Perfection is messy, oddly shaped


I was lying in bed the other night in the little apartment my husband, Peter, and I rent in Mexico, and thinking that things were perfect. Then I wondered what that meant.

Because, without trying very hard at all, I could come up with things that were far from perfect — in the world, in the neighborhood, even in my body if I really started digging. But it did not prevent me from feeling that — at that moment, lying in bed, listening to the distant cacophony of noises outside my window — things were, in fact, perfect. I thought about my day and decided it had to do with imperfection.

I only noticed my sheets because I could feel them against my legs. They are not 1,000-thread-count sheets. These are cotton sheets that have likely been used for a few years. They are sturdy and a little rough from drying on a clothesline on the roof.
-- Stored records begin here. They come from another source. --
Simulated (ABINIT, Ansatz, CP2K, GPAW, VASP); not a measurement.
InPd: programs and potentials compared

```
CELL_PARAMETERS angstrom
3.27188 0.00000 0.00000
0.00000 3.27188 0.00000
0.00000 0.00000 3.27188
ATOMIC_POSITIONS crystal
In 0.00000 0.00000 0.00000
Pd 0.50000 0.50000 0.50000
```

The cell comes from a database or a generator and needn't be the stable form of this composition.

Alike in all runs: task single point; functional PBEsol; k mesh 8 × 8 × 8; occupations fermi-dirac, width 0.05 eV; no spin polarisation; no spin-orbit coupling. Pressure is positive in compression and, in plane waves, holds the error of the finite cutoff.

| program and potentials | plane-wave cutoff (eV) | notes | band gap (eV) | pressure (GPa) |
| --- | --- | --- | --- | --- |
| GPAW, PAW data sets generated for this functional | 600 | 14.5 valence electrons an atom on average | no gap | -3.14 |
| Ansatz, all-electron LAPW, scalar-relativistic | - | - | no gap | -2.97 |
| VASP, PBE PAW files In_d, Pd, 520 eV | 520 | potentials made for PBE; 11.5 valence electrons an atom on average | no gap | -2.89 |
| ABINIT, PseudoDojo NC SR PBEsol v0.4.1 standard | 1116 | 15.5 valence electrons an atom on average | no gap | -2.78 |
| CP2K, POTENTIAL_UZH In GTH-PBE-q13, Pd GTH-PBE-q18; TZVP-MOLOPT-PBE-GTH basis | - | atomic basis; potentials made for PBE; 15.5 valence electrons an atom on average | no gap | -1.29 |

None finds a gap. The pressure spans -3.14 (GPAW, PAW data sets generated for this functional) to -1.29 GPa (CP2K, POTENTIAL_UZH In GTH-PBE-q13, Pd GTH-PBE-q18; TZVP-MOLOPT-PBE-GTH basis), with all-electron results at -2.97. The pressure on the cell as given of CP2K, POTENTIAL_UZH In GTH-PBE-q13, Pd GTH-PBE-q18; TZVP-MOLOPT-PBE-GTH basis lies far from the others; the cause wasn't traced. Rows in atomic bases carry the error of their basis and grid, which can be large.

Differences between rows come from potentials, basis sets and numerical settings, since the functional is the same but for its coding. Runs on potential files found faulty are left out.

“There is nothing as nice as a crisp cotton sheet” is what my mother would say.

She hangs her sheets out on the line to this day, and perhaps that’s what got me thinking about perfection. Perfection has to be imperfect enough to notice it, to enjoy it, to make me pay attention.

Walking earlier that night, I saw a crowd of young men gathered around the back of an old hatchback. They were excitedly peering into the open back door and, because I could not help myself, I stopped to see what had them all excited.

Puppies. The whole back of the car was filled with puppies, and these were not some kind of special breed. They had a little of this and a little of that in them, and they were all different patterns and colors and, yes, they were absolutely perfect because they were all so very alive and all a little homely.

Earlier in the day, I went to the vegetable market. Peter calls it “Carrie’s Candy Store” because I get so overwhelmed by all the things there are to eat and to buy. There are boxes of beets on the bottom shelf, a bucket of asparagus on the counter, pudgy carrots of various sizes and shapes and celery bunches that stand half as tall as me. None of the vegetables are uniform; all of them are jammed into a small place filled with other shoppers who have a lot more experience navigating Mexican markets than I do.

“I’m afraid to go in there!” Peter says. I love it.

I love those vegetables because they are unusual shapes and are very fresh, and they look and taste like they just came out of the garden. They are not packaged or presented in any special way. They are perfect.

On my way back into the apartment, I took a photo of a flower in a pot, sitting on the stairwell, catching the late afternoon light. The wall behind it was a little stained, and as I looked closely, I saw the bloom was past its prime, a little faded. That flower was as beautiful as it could be because it was blooming at just the right time, in just the right light, not trying to be anything other than what it was.

And that’s it, I suppose. Too often, I imagine that perfection is an absence of flaws. But I don’t think that’s how I experience it. Perfection is perfect because it is messy and oddly shaped and possibly just a little past its prime. Perfection is rough enough to get our attention and smells a little like sunshine.